Many wealthy families set up a charitable vehicle to carry out their philanthropic legacy.
Often, these families choose the private foundation as their vehicle of choice.
For instance, the Gates Family, Rockefeller Family and other billionaire families created a private foundation to carry out their philanthropic endeavors.
Even so, the Metaverse leaders deviated from the status quo and chose a different vehicle.
Instead, the Zuckerbergs created a Charitable LLC.
Here’s (most likely) why –
1. PRIVACY
First, private foundation tax returns are subject to public disclosure.
Anyone can review these returns on the IRS website.
LLC returns, on the other hand, are not public information.
Ironically, the Zuckerberg’s opted for privacy.
2. PRIVATE BENEFIT
Second, private foundations cannot provide any private benefits to founders, Directors or any other disqualified persons.
In fact, the IRS’ position on private benefit is quite direct:
A section 501(c)(3) organization must not be organized or operated for the benefit of private interests, such as the creator or the creator’s family, shareholders of the organization, other designated individuals, or persons controlled directly or indirectly by such private interests. No part of the net earnings of a section 501(c)(3) organization may inure to the benefit of any private shareholder or individual. A private shareholder or individual is a person having a personal and private interest in the activities of the organization.
On the contrary, an LLC is allowed to enhance the pockets of its members (unless its operating agreement states otherwise).
3. POLITICAL ACTIVITY
Third, private foundations cannot engage in ANY political activity.
However, certain LLCs can.
According to the Federal Election Commission:
If an LLC is considered a corporation, it is generally prohibited from making contributions to political committees, although it is permitted to establish a separate segregated fund (SSF). If an LLC is considered a partnership, it is permitted to make contributions to political committees, but it is subject to the rules for partnerships.

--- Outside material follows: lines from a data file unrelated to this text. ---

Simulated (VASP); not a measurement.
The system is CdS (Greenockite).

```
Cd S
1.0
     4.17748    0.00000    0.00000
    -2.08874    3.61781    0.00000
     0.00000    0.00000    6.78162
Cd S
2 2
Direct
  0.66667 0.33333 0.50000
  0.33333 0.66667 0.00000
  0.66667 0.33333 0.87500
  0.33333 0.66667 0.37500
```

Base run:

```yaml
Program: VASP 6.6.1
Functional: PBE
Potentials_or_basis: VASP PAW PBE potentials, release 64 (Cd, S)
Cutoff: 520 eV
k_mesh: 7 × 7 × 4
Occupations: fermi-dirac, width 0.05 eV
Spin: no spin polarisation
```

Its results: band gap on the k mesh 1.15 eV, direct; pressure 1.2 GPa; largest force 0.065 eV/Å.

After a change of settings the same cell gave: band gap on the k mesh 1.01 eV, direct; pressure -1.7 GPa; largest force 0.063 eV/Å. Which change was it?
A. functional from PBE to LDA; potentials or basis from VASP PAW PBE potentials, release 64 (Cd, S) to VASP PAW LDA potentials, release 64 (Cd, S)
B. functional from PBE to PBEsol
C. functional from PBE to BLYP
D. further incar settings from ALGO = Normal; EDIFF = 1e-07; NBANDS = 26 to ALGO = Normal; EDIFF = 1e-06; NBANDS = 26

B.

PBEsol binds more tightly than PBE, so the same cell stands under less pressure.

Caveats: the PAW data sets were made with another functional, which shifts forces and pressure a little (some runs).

If a single member LLC does not elect corporate tax treatment, it may make contributions; the contributions will be attributed to the single member, not the LLC.
4. GIFTING
No one owns a private foundation, or any tax-exempt organization for that matter.
Ownership implies that an individual can receive private benefits from the organization.
Per our previous point about private benefit, tax-exempt organizations cannot have owners.
This is NOT true for LLCs.
In fact, not only can LLCs have owners, the owner of an LLC can pass the business onto their children.
One of the most tax efficient ways to pass an LLC onto the next generation is through gifting.
Here’s how it works:
- Work with an attorney and licensed tax professional to confirm the operating agreement and tax code permits the LLC to gift interest to a family member.
- Every year, gift a portion of the LLC that is below the basic exclusion amount.
- Maintain control of the LLC by designating the beneficiaries as Limited Partners of the LLC.
- Update estate planning documents to ensure the LLC is property transferred to beneficiaries.
The gifted portion at time of death could permit a discounted value of the business at death, resulting in a lower taxable estate amount.
And, annually gifting below the basic exclusion frees up more of the exclusion to reduce estate tax.
Billionaires, including Donald Trump, have utilized this tax strategy.
Would you be surprised if this tax strategy motivated the Zuckerbergs to create a Charitable LLC?
5. NO REQUIRED MINIMUM DISTRIBUTION
Fifth, private foundations must distribute approximately 5% of their assets every year (with adjustments) towards a charitable purpose.
This is to prevent foundations from hoarding assets needed by the charitable sector.
LLCs do not have a charitable distribution requirement.
6. Tax Deduction
Finally, donations to Private Foundations are tax deductible.
Donations to LLCs are not.
BUT, stock donations to private foundations are limited to 20% of adjusted gross income.
If an LLC receives stock and then donates it to a public charity, the charitable deduction that passes onto each LLC member could be greater than the deduction for a private foundation donation.
It all comes down to tax strategy.
CONCLUSION
Although these are all speculations, the Zuckerbergs had legitimate reasons to create a Charitable LLC.
The Zuckerbergs are not the first to opt for this charitable vehicle and they will not be the last.
This material has been prepared for informational purposes only, and is not intended to provide, and should not be relied on for, tax, legal, investment or accounting advice. This information is not endorsed by a financial institution. You should consult your own tax, legal and accounting advisers before engaging in any transaction.